A key component of Mayor Bill de Blasio’s ambitious plan to reduce organic waste in New York City involves an innovative new facility about to open miles away on Long Island. If it all works out as intended, the environmental and economic benefits could be huge for years to come.

The goal of his Zero Waste program is to put New York City on a path toward long-term waste reduction by the year 2030. In 2014, the city’s Department of Sanitation and the Mayor’s Office of Sustainability launched a pilot program in Brooklyn and Queens that collected organic waste, consisting of food scraps and other biodegradable material, from local residents. According to the city, disposing this garbage annually costs taxpayers about $1.7 billion.

“Operating an organics collection program can help New York City reduce millions of dollars in landfill disposal costs, achieve our recycling goals, and reduce pests by storing food waste in special rodent-resistant bins,” said Joan Byrnes, a spokesperson for the Zero Waste program.

Residents in Greenpoint, Williamsburg, Bay Ridge, Carroll Gardens, Cobble Hill, Columbia Street Waterfront District, Gowanus, Greenwood Heights, Park Slope, Red Hook, Sunset Park and Windsor Terrace who participated in the pilot program were each given a brown bin to handle their organic waste as well as a small kitchen container. According to their neighborhood’s pickup schedule, the Sanitation Department collected the organic waste at curbside and took it away. Curbside organics collection has since expanded to include more than 960,000 residents citywide.
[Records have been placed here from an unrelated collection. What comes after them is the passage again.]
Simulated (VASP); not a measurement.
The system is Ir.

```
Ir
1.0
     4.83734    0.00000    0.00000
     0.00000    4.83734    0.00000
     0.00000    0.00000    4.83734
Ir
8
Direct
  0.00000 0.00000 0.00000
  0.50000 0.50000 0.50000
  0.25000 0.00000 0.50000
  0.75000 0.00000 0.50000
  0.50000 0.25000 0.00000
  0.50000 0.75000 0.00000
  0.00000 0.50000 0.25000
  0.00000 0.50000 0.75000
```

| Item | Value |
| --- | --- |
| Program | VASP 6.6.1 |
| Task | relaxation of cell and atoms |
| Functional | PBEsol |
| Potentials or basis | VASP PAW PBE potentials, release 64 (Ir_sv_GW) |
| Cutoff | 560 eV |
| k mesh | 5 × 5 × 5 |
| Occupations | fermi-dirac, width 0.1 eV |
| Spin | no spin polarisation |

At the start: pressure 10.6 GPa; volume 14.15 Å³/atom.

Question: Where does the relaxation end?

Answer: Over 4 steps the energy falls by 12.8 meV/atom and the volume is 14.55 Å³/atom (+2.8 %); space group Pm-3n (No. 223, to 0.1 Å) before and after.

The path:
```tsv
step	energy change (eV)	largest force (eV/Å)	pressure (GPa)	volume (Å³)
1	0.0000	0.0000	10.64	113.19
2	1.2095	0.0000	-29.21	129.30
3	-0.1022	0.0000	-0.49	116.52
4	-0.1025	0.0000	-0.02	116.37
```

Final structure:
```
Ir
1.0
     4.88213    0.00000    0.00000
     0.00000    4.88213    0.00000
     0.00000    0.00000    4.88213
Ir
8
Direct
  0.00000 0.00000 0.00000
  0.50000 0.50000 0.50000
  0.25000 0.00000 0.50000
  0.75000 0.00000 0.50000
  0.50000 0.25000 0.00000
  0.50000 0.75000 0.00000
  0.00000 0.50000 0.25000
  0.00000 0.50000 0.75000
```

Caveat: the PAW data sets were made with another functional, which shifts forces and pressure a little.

Originally, the waste was intended to go to a facility in Pennsylvania, but that plan fell through. The City Council found a solution by signing a contract with American Organic Energy to dispose of Brooklyn’s organic material at its new anaerobic digestion facility in Yaphank, which is about 60 miles away on Long Island. Anaerobic digestion is a process that breaks down organic material naturally, converting it into compost and renewable energy.

The process to permit and authorize a facility with near zero waste capability has taken more than two years, with multiple high-profile partners providing specific engineering components. According to executives at American Organic Energy, the list of engineering and financial partners has grown since the inception of the project to include the following companies:

• GE Water and Process Technologies
• Caterpillar
• Eggersman
• Green Arrow Engineering
• Louis Perry (a division of CDM Smith)
• VHB
• Camco International Group
• Baker Tilly Capital, LLC
• Scotts Miracle-Gro

Before the engineering plans could even be drawn, the community had its say. Local environmentalists, residents and various municipalities and departments helped draft the plan to accommodate the project. Governor Cuomo marked this project as one of regional significance and many environmentalists are hopeful that this project will spark a revolution in the way the city handles its organic waste. The hope among government officials and environmentalists alike is to reduce overall waste and the costs associated with handling it, while carving out a replicable process to be adopted throughout the state, perhaps the nation.

“We’re setting out to build the most sophisticated food-waste processing facility in the world,” says Charles Vigliotti, founder of American Organic Energy. “Nothing less than that.”

Now that the site plan has been approved by the Town of Brookhaven, the Yaphank facility is expected to break ground early this year. Once the anaerobic digester is up and running, the boroughs’ organic waste will become fertilizer, biogas fuel, electricity and nutrient-rich water. And New York City will be closer to meeting its long-term goal of reducing its waste stream to zero.